Are you thinking about taking photos on the railroad tracks? Well Don’t. Really! Just don’t do it. Don’t go there! It’s illegal and just plain dangerous!
The other day it seemed that the universe was trying to tell me I needed to pass this information along to you. The topic came up in a conversation with #4 who suggested I do a product shoot on the tracks. (by the way it would have been cool!) Just minutes after I had told her that was illegal one of the many photographers I followed on FB re-posted an older article on the topic. And if that wasn’t enough a new photographer, who I have just begun to follow on FB, posted images that she had taken of a friend of hers on the railroad tracks, climbing on rail signs and other equipment, and leaning against railway owned buildings.
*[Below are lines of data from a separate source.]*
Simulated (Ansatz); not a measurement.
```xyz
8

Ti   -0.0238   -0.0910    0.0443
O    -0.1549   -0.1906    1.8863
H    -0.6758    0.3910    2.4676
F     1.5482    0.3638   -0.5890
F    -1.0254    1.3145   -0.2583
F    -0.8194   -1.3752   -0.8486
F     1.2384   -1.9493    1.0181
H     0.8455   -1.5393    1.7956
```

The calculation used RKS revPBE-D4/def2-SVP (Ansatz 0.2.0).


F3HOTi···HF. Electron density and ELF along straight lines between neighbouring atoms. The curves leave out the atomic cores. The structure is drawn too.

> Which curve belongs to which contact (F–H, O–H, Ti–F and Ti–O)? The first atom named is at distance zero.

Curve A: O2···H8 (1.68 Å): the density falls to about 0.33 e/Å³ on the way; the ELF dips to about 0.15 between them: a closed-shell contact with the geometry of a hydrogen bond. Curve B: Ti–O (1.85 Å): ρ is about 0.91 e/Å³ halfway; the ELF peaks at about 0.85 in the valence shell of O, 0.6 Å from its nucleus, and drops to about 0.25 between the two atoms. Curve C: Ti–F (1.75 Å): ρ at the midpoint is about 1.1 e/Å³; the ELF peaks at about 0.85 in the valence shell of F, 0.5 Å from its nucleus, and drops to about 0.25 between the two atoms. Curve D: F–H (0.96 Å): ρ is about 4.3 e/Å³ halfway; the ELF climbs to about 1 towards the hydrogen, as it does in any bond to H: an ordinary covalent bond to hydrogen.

In 2012, according to preliminary Federal Railroad Administration statistics, more than 800 people were injured or killed while trespassing on railroad property in the U.S.
“We know that photographers seek creative portrait settings; however, using train tracks as a backdrop for photos is not only dangerous, it is illegal trespassing,” said Operation Lifesaver, Inc.
Operation Lifesaver has six “must-know” tips for professional photographers considering a photo shoot near the tracks:
1. Trains can’t stop quickly to avoid people or vehicles on the tracks.
2. An optical illusion makes it hard to determine a train’s distance from you – and its speed.
3. The average train overhangs the track by at least three feet.
4. Railroad tracks, trestles, yards and rights-of-way are private property.
5. No tracks should be assumed to be abandoned or inactive.
6. Other people in your community will mimic your behavior.
Need more reasons to stay off the tracks?
- It is illegal to shoot on railroad tracks.
- Not all trains will sound their horns; you may not have any warning at all.
- Trains travel between 79-125 mph even though it may not look like they are going that fast.
- From railroad ties to loose gravel there are a lot of obstacles that will cause you to trip and fall as you try to run out of the way.
- Children are some of those other people who will mimic what you do.
But you say “Hey! What about the photos in this very post? And other train photos at KKHPhotos.com?” Well…
The first image, where the camera was placed on the rail, was taken as I stood on the street at a crossing. Public property, but still a stupid idea. The second image, that extreme close-up under the train, is actually an outdoor museum type display. The only one of my train images to be accepted at Dreamstime after having been told by them that taking photos on actual railroad tracks is illegal. [There’s an extreme close-up of the engine itself on my site.] The engine sits on a short section of tracks that are far removed from the actual railway and on public property. And that last shot of the blue tanker car; well that one was my really stupid idea. I did walk out in between the tracks for that one. I felt safe enough because I actually live on these tracks and knew they were not being used that day. I know; not a good excuse. Still stupid! Sorry kids… don’t try this at home! [There are also a couple of shots on my site that were taken as I stood in my own backyard. I’m pretty sure those were safe!]
And now we have all learned our lesson for today. Let’s set a good example for everyone and stay off the tracks from now on.